Regenerate Yourself While Helping to Fight Racism

Rachel Ricketts

This conversation with Rachel Ricketts, author of Do Better: Spiritual Activism for Fighting and Healing from White Supremacy, has been lightly edited for brevity and clarity.

Q: You advocate using spiritual activism—through inner work on ourselves—to fight and heal from racism. Are you saying white people need to heal from this as well?

This is grief and trauma work for everybody, including white women. That’s why I wrote this book to white women. This is daily active ongoing work through speech and action and it begins with the inner work of journeying within.

Q: We are living in a time of so many big, serious issues, many of them affecting women and, ever more so, women of color. How do we regenerate ourselves – and keep a focus on racial equity amid all the competing issues?

This is what spiritual activism is about: how we sustain ourselves. I have a webinar called Radical Hope. It’s based in spiritual activism but it’s explicitly about how we keep going.

I think it is important to understand that so many people in marginalized communities have been facing extinction physically or emotionally for hundreds of years. My ancestors were enslaved not very long ago. If they hadn’t continued to find hope, joy, resilience, left however they could, I wouldn’t be here.

I read something a while ago that said the term barrel of laughs is apparently derived from enslaved people who had to laugh enter into a barrel so they wouldn’t be heard. It’s deeply disturbing and violent and awful but at least they laughed. They figured out how to laugh. They found ways to survive to remind themselves that they’re human.

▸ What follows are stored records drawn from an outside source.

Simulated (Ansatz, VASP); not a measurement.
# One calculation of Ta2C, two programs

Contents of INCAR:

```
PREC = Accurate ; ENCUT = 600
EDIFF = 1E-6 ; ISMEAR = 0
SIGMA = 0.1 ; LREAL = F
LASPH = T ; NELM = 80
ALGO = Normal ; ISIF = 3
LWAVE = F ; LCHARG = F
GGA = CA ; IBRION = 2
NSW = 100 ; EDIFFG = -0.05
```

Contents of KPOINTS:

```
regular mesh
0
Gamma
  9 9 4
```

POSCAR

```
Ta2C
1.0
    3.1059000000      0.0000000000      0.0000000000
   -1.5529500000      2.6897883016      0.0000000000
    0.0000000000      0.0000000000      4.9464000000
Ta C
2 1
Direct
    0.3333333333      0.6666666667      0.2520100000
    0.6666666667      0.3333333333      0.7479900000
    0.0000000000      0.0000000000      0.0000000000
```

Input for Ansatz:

That’s what we need to be doing well and need to understand the work is never ending. People from marginalized identities have been facing these threats their entire lives and have a lot of knowledge and expertise and wisdom to share

Q: Finally, what is one suggestion you would leave our community with for how they can be a part of advancing racial equity in the workplace?

There isn’t one thing. There are many. I lay them out in my book. But if I had to share one thing, it is to hold yourself and others accountable.

Rachel Ricketts is the author of Do Better: Spiritual Activism for Fighting and Healing from White Supremacy.